India, a predominantly cricket crazy nation with a population of over 1.2 billion has enjoyed yet another exhilarating week of sport. No, it’s not because they managed to beat the visiting South Africans by a mammoth 203 runs, or due to the thrilling performances from the boxers at the AIBA Women’s World Championships in Russia. But, it’s solely attributed to the fact that the National Basketball Association (NBA), held their first-ever basketball game in the South Asian country.
To onlookers, it may seem like a bolt from the blue, but the NBA has been trying to popularise the sport with the Indian fans for a number of years. The biggest challenge they faced was the time difference between the United States and India – which led to a majority of the live games being shown at six and nine am – nowhere close to primetime on television.
Obviously, rescheduling their games to cater to the Asian markets would see a loss in terms of viewership and advertising from Europe, whose players have often taken the journey west to play in the world’s greatest basketball league.
So, the NBA decided to tie up with the Reliance Foundation – a multinational conglomerate company – loosely responsible for turning sport into the money-making industry in India that is today. After having enjoying success promoting the cricket (Indian Premier League) and football (Indian Super League) competitions among many others, Reliance and NBA signed an agreement in 2013 to take basketball to an entirely new level.
And thus, to celebrate six years of what’s been an extremely fruitful relationship, the two decided to bring the NBA to India. A grand idea, which has been used with varying degrees of success in different sports, finally took shape in Mumbai where the Indiana Pacers beat the Sacramento Kings 132-131 in a thrilling overtime finish at the NSCI Dome on Friday.
Nita Ambani, who played a key role in making this a successful venture, said: “It’s my dream to see India become a truly multi-sport nation. Reliance Foundation is excited to present the first-ever NBA game in India and share our joy of celebration of 6 years of NBA partnership with these wonderful and budding basketballers from our Junior NBA program. Promoting education and sports in children is my mission and I hope to see India on the global sports pinnacle.”
Surely having one pre-season game in India is not enough to start a basketball revolution in the country and NBA Commissioner Adam Silver certainly mirrors that opinion. Working together with the FIBA, the NBA is on the cusp of setting up a basketball league in Africa and could do the same in India as well.
As per ESPN’s Marc J. Spears, Silver stated that there is “serious consideration to the launch of a league.” The tournament will feature 12 teams and will follow a format similar to the one that commences in Africa next year.

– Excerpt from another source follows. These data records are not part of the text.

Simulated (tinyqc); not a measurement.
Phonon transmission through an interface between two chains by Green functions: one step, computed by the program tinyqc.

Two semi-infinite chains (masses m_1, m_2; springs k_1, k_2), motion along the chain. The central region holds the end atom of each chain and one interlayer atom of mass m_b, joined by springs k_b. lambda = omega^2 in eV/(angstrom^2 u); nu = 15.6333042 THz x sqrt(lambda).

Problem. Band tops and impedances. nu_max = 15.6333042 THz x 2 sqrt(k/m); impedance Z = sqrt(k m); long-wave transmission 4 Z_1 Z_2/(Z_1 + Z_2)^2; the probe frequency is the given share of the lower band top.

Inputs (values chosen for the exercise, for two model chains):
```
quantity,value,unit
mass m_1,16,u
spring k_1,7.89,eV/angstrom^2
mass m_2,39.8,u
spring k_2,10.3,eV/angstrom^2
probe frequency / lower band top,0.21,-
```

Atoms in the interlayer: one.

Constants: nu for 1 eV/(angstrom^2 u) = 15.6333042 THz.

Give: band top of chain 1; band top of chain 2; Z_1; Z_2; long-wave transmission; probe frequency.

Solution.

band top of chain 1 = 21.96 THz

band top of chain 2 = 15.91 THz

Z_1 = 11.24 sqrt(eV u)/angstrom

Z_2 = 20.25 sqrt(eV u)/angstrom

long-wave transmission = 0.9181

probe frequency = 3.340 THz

Apart from bringing players to the subcontinent and setting up various academies in all corners of the country, the NBA has also encouraged a number of fan-engagement activities that have brought fans closer to their basketball heroes and for some, made them aware of the top athletes in the NBA.
Such initiatives have seemed to work wonders with fans throughout the country. They’re now willing to spend top dollar for a sport that doesn’t have a tenth of cricket’s popularity. For example, the cheapest tickets to Friday’s game were priced at ₹4,500 (£51.52) whereas you get the best seats in the house for the entire five days of next week’s test match between India and South Africa for a mere ₹5,000 (£57.24).
Starting a league akin to the IPL which runs in the NBA off-season could be an idea that fans get on board with. Given the heavy financial muscle Reliance has provided, it’s not implausible to see the likes of Steph Curry and LeBron James shoot hoops in India one day.